Life and Work
Behar was born in Havana, Cuba). After receiving her B.A. from Wesleyan University in 1977, she studied cultural anthropology at Princeton University. She travels regularly to both Cuba and Mexico in search of her own family roots from before their emigration to America after Castro came into power, and to study the lives of women in suppressed societies. Since 1991 her research and writing have largely focused on her native country, Cuba, which she left at the age of four. Her research on the dwindling Jewish community in Cuba is the focus of her film Adio Kerida (2002), which featured camera work and editing by her son Gabriel Frye-Behar.

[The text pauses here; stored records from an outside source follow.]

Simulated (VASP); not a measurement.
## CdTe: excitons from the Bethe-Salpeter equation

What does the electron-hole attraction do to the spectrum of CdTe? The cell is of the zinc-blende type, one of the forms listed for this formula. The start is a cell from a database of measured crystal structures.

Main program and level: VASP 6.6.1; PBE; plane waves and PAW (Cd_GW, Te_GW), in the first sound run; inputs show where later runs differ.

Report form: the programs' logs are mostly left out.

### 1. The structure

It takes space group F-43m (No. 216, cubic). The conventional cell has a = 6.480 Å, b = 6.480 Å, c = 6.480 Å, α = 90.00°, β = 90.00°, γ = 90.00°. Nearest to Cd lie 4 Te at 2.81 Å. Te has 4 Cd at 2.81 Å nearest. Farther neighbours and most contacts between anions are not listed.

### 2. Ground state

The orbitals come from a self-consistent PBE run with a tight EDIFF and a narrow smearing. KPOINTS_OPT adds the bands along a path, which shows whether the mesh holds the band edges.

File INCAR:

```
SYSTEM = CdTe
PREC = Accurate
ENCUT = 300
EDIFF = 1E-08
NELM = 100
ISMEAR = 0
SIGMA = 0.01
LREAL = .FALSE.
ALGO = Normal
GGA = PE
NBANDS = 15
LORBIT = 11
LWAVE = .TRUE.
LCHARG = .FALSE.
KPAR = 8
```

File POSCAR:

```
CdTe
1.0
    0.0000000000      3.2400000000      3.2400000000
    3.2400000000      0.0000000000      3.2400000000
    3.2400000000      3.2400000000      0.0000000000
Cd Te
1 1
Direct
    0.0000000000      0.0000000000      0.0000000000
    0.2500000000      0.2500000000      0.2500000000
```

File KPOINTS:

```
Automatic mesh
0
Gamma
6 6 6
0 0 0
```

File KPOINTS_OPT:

Behar is a professor at University of Michigan in Ann Arbor. Her literary work is featured in the Michigan State University's Michigan Writers Series. A writer of anthropology, essays, poetry and fiction, her work focuses around women and feminism.
She is a feminist, and her personal life experiences as a Jewish Cuban-American woman are frequently an important part of her writing. Her dissertation (1983), based on her first fieldwork in northern Spain, became the basis for her first book.
Her second book, Translated Woman (1993), was based on ten years of fieldwork in a rural town in Mexico. Her controversial book The Vulnerable Observer: Anthropology That Breaks Your Heart examines the role that the personal can play in ethnographic writing. Jewish Cuba is also the topic of her latest book, An Island Called Home: Returning to Jewish Cuba (2007).